Saafir is planning his best year yet

buy and read every title in "The New Lifetime Reading Plan" : Read dozens of major works of literature, poetry, and philosophy over the next forty years. (read all 9 entries…)
Progress on Hume (1 of 133) 4 years ago

I’ve read the first four chapters of this book but I haven’t read any of it this week so far. I should be able to finish my first reading of it by Monday. Then I’ll start a systematic close reading, outlining arguments, raising objections, and finding other comments on the book. I’m considering scheduling reading time every day. As little as fifteen minutes dedicated to reading would push me toward my goal.



Comments:

NinaWills is herself again and is having a great start to 2010 so far.

You seem committed

And I admire your perseverance. I must admit I am intrigued by the title of David Hume’s book. And I’ve never heard of a “Lifetime Reading Plan”. Is that something you coined yourself or is there really such a plan..and if so, how does it work? Hope you could kindly enlighten me. Thanks!

Saafir is planning his best year yet

Thank you

Thanks for your support and interest Nina. At this point, commitment is only a goal. I’ll be able to judge how committed I am in several years. Check back then :-)

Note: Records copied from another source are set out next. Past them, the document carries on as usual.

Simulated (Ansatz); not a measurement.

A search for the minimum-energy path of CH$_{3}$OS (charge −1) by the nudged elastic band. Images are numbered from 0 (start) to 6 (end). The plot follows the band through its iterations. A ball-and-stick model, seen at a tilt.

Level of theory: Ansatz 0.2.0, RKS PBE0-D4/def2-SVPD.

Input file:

No, I didn’t coin the “Lifetime Reading Plan.” It’s a classic book written by Clifton Fadiman that has been around for forty years and gone through four revisions. I’ve decided to cover every book on the list by reading four to six of them per year. I will need lots of persistence and stamina to pull this off, but the rewards will be tremendous.

from the blurb on the cover…

“The Lifetime Reading Plan provides readers with brief, informative, entertaining, and persuasive introductions to more than 130 classics of world literature. Like the books’s earlier editions, all the great works of Western civilization are covered-everyone from Homer to Hawthorne, Plato to Pascal, and Shakespeare to Solzhenitsyn-including epics, novels, and plays, as well as works of philosophy, psychology, politics, petry, history, and biography.

But unlike earlier editions, The New Lifetime Reading Plan goes beyond the traditional Western canon and covers works by many more women, such as Charlotte Bronte, Emily Dickinson, and Edith Wharton-as well as the works of many non-Western writers, including Confucius, Sun-Tzu, Basho, R.K. Narayan, and Chinua Achebe.

Beyond that, the inclusion of a new special section briefly covering 100 additional twentieth century authors, as well as a detailed bibliography, makes The New Lifetime Reading Plan a book that every lover of literature must have.”